Search code examples
rlinear-regressionplm

Fama Macbeth Regression in R pmg


In the past few days I have been trying to find how to do Fama Macbeth regressions in R. It is advised to use the plm package with pmg, however every attempt I do returns me that I have an insufficient number of time periods.

My Dataset consists of 2828419 observations with 13 columns of variables of which I am looking to do multiple cross-sectional regressions. My firms are specified by seriesis, I have got a variable date and want to do the following Fama Macbeth regressions:

totret ~ size
totret ~ momentum
totret ~ reversal
totret ~ volatility
totret ~ value size
totret ~ value + size + momentum
totret ~ value + size + momentum + reversal + volatility

I have been using this command: fpmg <- pmg(totret ~ momentum, Data, index = c("date", "seriesid")

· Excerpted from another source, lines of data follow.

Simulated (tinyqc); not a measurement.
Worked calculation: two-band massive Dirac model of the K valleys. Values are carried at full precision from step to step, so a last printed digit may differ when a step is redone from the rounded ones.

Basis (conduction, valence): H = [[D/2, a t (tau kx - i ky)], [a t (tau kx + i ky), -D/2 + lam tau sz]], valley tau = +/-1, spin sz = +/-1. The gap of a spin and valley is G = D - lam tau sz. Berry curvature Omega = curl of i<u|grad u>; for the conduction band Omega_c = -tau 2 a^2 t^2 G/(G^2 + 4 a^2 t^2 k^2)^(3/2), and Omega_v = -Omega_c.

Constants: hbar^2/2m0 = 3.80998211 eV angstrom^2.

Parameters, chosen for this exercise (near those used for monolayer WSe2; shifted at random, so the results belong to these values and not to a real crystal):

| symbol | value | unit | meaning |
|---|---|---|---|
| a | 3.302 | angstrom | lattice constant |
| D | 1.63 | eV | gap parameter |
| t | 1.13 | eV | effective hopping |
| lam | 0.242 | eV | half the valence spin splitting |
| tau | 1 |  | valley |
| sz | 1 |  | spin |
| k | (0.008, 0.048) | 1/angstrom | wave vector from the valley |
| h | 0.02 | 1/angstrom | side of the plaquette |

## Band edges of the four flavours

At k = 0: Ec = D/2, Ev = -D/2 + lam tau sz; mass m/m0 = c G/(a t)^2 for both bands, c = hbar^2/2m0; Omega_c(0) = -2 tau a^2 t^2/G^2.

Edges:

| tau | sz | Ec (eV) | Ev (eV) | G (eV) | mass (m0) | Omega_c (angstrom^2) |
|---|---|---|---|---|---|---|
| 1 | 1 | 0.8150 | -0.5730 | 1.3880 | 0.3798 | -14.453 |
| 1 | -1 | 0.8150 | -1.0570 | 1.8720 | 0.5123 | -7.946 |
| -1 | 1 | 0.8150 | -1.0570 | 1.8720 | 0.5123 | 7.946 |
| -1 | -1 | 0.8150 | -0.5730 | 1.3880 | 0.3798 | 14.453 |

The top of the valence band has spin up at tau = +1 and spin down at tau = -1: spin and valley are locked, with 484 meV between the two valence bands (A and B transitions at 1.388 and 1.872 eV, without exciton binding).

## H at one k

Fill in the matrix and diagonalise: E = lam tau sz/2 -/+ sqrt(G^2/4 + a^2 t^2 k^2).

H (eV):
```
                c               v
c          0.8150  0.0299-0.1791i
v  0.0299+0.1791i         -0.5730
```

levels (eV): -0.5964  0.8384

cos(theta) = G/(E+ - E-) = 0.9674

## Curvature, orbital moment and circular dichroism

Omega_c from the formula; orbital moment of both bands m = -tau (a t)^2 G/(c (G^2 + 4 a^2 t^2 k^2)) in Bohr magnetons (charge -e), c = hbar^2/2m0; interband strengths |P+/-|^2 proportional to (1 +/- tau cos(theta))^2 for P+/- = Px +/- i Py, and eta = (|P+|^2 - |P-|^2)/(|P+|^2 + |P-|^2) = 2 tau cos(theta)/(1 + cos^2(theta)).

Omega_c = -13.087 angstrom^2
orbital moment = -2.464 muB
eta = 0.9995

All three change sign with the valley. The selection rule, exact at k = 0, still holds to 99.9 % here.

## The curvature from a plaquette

Which returns: Error in pmg(totret ~ mom, Dataset, index = c("seriesid", "datem")) : Insufficient number of time periods

I tried it with my dataset being a datatable, dataframe and pdataframe. Switching the index does not work as well.

My data contains NAs as well.

Who can fix this, or find a different way for me to do Fama Macbeth?


Solution

  • Lately, I fixed the Fama Macbeth regression in R. From a Data Table with all of the characteristics within the rows, the following works and gives the opportunity to equally weight or apply weights to the regression (remove the ",weights = marketcap" for equally weighted). totret is a total return variable, logmarket is the logarithm of market capitalization.

    logmarket<- df %>%
      group_by(date) %>%
      summarise(constant = summary(lm(totret~logmarket, weights = marketcap))$coefficient[1],  rsquared = summary(lm(totret~logmarket*, weights = marketcap*))$r.squared, beta= summary(lm(totret~logmarket, weights = marketcap))$coefficient[2])
    

    You obtain a DataFrame with monthly alphas (constant), betas (beta), the R squared (rsquared).

    To retrieve coefficients with t-statistics in a dataframe:

    Summarystatistics <- as.data.frame(matrix(data=NA, nrow=6, ncol=1)
    names(Summarystatistics) <- "logmarket"
    row.names(Summarystatistics) <- c("constant","t-stat", "beta", "tstat", "R^2", "observations")
    Summarystatistics[1,1] <- mean(logmarket$constant)
    Summarystatistics[2,1] <- coeftest(lm(logmarket$constant~1))[1,3]
    Summarystatistics[3,1] <- mean(logmarket$beta)
    Summarystatistics[4,1] <- coeftest(lm(logmarket$beta~1))[1,3]
    Summarystatistics[5,1] <- mean(logmarket$rsquared)
    Summarystatistics[6,1] <- nrow(subset(df, !is.na(logmarket)))